Showing posts with label effects of lockdown. Show all posts
Showing posts with label effects of lockdown. Show all posts

6.4.20

A letter to the Mars dweller


Hello to the citizen of Mars, reading this blog decades in my future. I like to think that blogs and the 'old' internet will prove to be a valuable historical research tool, in the same way that day to day diaries from the past are so fascinating to we Earth dwellers in the 21st century. I keep this blog occasionally updated for you, and for myself, so that my fifteen year old blog story doesn't suddenly end with a mysterious disappearance.


Despite a two month hiatus, for no other reason than I have nothing in particular to write about, I am surfacing again to record my experiences of the uncertain and often frightening period we find ourselves in; by the time you, dear Mars dweller, read this, it will have been given a name and doubtless many books and articles will have been written about it. So for you, my nameless reader, out there on another planet, these are the details of my life at present, inconsequential and trivial as they are. And despite some difficulties, I count my blessings every day.



 WORK
For the time being, my Etsy shop is closed. It's the longest period I've taken it offline and I did it with sadness and some trepidation, as it was a valuable source of  income, albeit a modest one. However it's impossible for me to post any parcels now; before 'lock down' (and not being near a Post Office) I could wait at the post box at the top of the road and hand prepaid parcels to the nice postie who collects the mail, but it's not a risk I'm prepared to take now, for her or myself. 
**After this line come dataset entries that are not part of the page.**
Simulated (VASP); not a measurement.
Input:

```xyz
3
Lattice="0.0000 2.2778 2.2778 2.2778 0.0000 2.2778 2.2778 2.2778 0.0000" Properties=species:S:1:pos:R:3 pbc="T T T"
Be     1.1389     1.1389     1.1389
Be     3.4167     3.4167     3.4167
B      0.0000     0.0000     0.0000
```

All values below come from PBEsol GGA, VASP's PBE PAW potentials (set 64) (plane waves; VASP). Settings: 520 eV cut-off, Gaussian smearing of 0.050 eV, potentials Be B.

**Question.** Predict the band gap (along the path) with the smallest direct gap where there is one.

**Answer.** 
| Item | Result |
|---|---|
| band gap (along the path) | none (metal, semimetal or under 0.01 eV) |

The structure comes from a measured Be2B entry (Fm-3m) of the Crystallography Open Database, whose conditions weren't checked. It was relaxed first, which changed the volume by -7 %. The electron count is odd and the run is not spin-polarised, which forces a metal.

Joe is a key worker - he has his ID and a covering letter from his company, in case he gets stopped by the police. He has no choice but to go to work, as a mental health support worker. We are minimising his contact with people as much as we can; he gets a taxi to and from his place of work, paying online beforehand (to avoid cash). Previously he kept the cost down by using the 'school bus' in the mornings and evenings when he could, but of course even that stopped two weeks ago. As a key worker, he gets a fare discount, which helps. His company were ahead of the curve with the situation and were already taking stringent measures a week before the government announcement. So he's as safe as he can be, though I am happier when he is at home.  


FOOD
Food is not too bad. Living in the countryside without nearby shops or a car means that I always have at least two weeks worth of store cupboard and freezer food in hand. Almost all of our grocery shopping was, before this, done online. I took delivery of our last order ten days ago; a third of it was missing (and naturally those things were the things I wanted most; flour, pasta, rice etc). As my Etsy shop is shut, it will be the last delivery for sometime, while we haul our belts in. I have had several periods in my life when I was young and fending for myself, when I had little or no food and went hungry for days, living on one small meal or often nothing at all. More recently, Joe and I have been through similarly tough times, and had to ration food in order to pay the mortgage. So living simply is not an issue and I'm grateful for what we have, because there are people in far worse situations than we. 


Joe buys what he can from the 'we sell everything' shop near his workplace, just once a week to minimise contact. As long as we can get milk, bread and baked beans, we will be fine.

(I never thought I'd see the day when pasta become a once a week treat though; I hope that anyone who has stockpiled fifty bags or so actually eats it eventually).
 

 SELF ISOLATING
We live a secluded life as it is and I have never been so thankful to be where we are. Yet even here, in the Shropshire countryside, the normally busy road outside the cottage has been eerily quiet. At any other time this would be a cause for relief, but not under these circumstances. My day to day routine has barely changed; I've been out in public twice in the last five months and barely talk to anyone in 'real life' apart from Joe and the occasional video chat with a best friend. I'm an introvert by nature, but I do, strangely, like the 'chatter' of other people's normal lives going on around me and I miss it. 


There was a day, back in 2013, a few months after Andy died, when I was in the bedroom, on a summery Sunday afternoon, trying to play my guitar. It was silent, save for the odd car passing. I was slowly coming to terms with my loss and finding myself so totally alone, unable to easily get anywhere for human interaction, in a strange county where I knew no-one.  It occurred to me that I could die, there and then, and nobody would realise for at least a week. During that terrible period, I looked loneliness and isolation in the face, trembled and then I stared it down. I slowly accepted that this was how things were and built a life in which I could cope. It's rather bizarre that this limited way of life is temporarily the norm globally, and while I am adjusted to living in my small bubble, I feel for those who need day to day human interaction.


One day, hopefully, this will be over. Our world will return to some kind of normal, though drastically changed and with great sacrifice by so many, especially front line health workers, our modern day heroes. So to you, my future reader from Mars, I send a little wave from the past and to anyone else reading this at present. Stay safe, stay at home if you can and be kind, because without kindness, we really are borked.